Finishing the website and putting together a book pitch have delayed me for another week. But that’s okay, because it gives me the opportunity to make some long overdue fan-art for the best ever webcomic set in Ancient Rome: SPQR Blues by Klio!
Yessir, that’s Vesuvius in the background. The volcano is to SPQR Blues what werewolves are to Family Man: you never know when it’s going to kick in.
SPQR Blues, beyond being a great ensemble soap opera, is also one of those rare works of historical fiction that make the time and place it depicts feel both cozily familiar…and completely foreign.
Klio’s delicate and conservative linework can be consumed in large doses with no dangerous side effects, and the obstacles and heartbreaks of daily life in a complicated society make for very tasty reading as well.
There’s an immense archive available for your reading pleasure, so shoo! Go read!

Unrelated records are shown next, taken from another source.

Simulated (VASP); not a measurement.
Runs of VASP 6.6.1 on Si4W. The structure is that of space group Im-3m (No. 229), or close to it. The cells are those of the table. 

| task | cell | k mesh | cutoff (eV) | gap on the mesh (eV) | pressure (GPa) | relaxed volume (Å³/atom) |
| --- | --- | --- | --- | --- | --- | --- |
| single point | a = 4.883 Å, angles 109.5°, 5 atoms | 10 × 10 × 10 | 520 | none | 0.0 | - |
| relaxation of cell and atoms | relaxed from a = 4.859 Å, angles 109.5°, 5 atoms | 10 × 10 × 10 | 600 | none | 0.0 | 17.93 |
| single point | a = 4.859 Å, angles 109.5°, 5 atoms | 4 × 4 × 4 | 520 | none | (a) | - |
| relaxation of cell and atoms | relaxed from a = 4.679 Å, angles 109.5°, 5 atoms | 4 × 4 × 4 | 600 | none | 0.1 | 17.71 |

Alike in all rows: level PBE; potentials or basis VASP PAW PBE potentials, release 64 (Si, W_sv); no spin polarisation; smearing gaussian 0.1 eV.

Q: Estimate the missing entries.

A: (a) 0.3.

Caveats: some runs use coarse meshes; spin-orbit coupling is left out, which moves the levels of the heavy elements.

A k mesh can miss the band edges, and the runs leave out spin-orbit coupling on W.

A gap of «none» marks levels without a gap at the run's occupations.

Soon we’ll back to regular updates and I’ll roll out the new website, but in the meantime, here’s our third week of art devoted to some of my favorite comics online. This week we move away from longform narrative comics and head for strip land, with Arthur (duck) and Flaco (lizard) from Dave Kellett’s Sheldon.
There are many strips online that I enjoy deeply, but Sheldon is the only one that makes me feel like I’m a little kid again, pressing my nose with delight against the daily newsprint funnies while I wolf down a bowl of Rice Chex before school. Calvin & Hobbes was a strip at the time which, even if I didn’t get every joke, was so exuberant that I loved every panel. I think 9 year-old me would’ve felt the same way about Sheldon.
As it is, 26 year-old me happily returns to Sheldon every day, snerking at the obscure “grown-up” or pop culture jokes and quietly enjoying the sheer silliness of it all.
Dave Kellett is also a bonafide funnybook scholar and a stand-up fella. Bless the internet for bringing him to us in this day and age!
Another week, another drawing of somebody else’s character! Continuing with the unintentional theme of “naked green ladies”, this week it’s Angora from The Meek, by Der-shing Helmer.
Sadly I drew this sucker on Bristol, and had to use my four remaining Colerase pencils – or else I would’ve watercolored again.
I’ve been gawking at The Meek since shortly after it started up, so it was a pleasant surprise to turn up at APE and see actual print copies of the first chunk!
The Meek is one of the few comics that manages to be densely, lushly illustrated… and lively. Too often an artist will lavish all their time on the coloring or the stylish character design…and forget to inject life through gesture and interaction or, you know, writing. The result is eye candy that I get bored with about ten pages in.
But Der-shing has been knocking it out of the park for several dozen pages now. I can’t wait to see where she’s going and how these delightful, elastic characters are going to smack into each other.
Also? I adore how she draws Angora’s boobs.